Article - June 28, 2012
According to a census conducted in 2007 by the Ministry of Housing and Urban Development, there were more than half a million slum dwellings in Algeria
While lower than its neighbouring Maghreb countries, the government deems this figure much too high for a country its size and wealth. Consequently, part of the national housing programme addresses the eradication of these dwellings and their replacement with homes that are up to standard.

Slums have been recorded dating back to the 1950s, especially around Algiers. Many of these were destroyed and a renewed large-scale operation, specifically intended to mark the 50th anniversary of independence, will clear out many more. The national slum clearance and rehousing programme currently under way began in 2008 and affects 1 million homes across the country. With respect to Algiers it will affect 45,000 families. Last September alone, 3,245 families were relocated to new homes across various districts of the capital city.

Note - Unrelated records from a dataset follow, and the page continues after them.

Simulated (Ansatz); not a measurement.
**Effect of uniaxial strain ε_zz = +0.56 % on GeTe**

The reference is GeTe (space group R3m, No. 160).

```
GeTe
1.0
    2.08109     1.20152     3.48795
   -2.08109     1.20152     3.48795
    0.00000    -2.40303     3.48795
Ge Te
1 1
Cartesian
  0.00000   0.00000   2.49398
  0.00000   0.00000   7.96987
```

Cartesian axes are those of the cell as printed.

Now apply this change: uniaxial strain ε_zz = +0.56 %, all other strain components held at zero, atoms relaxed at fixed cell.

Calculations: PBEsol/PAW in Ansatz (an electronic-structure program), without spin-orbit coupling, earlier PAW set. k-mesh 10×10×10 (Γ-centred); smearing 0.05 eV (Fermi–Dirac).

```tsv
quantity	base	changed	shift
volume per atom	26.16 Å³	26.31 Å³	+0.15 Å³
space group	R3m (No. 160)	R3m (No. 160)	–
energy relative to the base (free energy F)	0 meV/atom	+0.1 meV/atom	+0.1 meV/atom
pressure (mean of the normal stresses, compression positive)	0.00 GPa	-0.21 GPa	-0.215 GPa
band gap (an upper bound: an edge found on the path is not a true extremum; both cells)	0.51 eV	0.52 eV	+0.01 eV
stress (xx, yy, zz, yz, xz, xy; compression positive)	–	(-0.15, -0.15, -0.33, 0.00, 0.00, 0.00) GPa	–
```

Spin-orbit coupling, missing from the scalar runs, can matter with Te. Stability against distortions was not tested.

Similar settlement clearance and family relocation efforts are happening countrywide. In Oran, for example, more than 3,600 families were earmarked for relocation in January. Also, some 1,500 new housing units were created in the province of Guelma in the first quarter of 2012, adding to the 2,500 new homes created last year.

Mohamed Rehaimia, CEO and President of the OPGI in Hussein Dey, Algiers, explains that families residing in the dilapidated homes will be moved promptly into newly constructed buildings. Thanks to public funding, these new homes will cost very little to rent. “These services will be provided free, with people paying a very low rent equal to less than £3,” he says.

This use of public money, as well as the huge subsidies the government is giving to other housing projects, is a true manifestation of how Algeria is redistributing its wealth among Algerians.

“With all modesty, in this sector we are world leaders. I think we are alone in advocating this strong social policy,” says Mr Rehaimia.

The OPGI is also working to restore the country’s old buildings – or at least the ones worth saving. “They say that Algiers is the largest open museum,” says Noureddine Moussa, Minister for Housing and Urban Development.

Many buildings date back to the 19th century and their rehabilitation has not been easy. “One could say that buildings need health cards because each one is built with different materials and require specialised treatment,” adds the Minister.

For the rehabilitation of old buildings, OPGI has developed collaborations with French and Spanish partners, who have a wealth of experience in the area.

As Algeria frantically builds homes in order to meet deadlines, foreign companies will be invariably valuable partners to local companies, who must adopt “new practices to increase capacities and capabilities,” says Mr Rehaimia.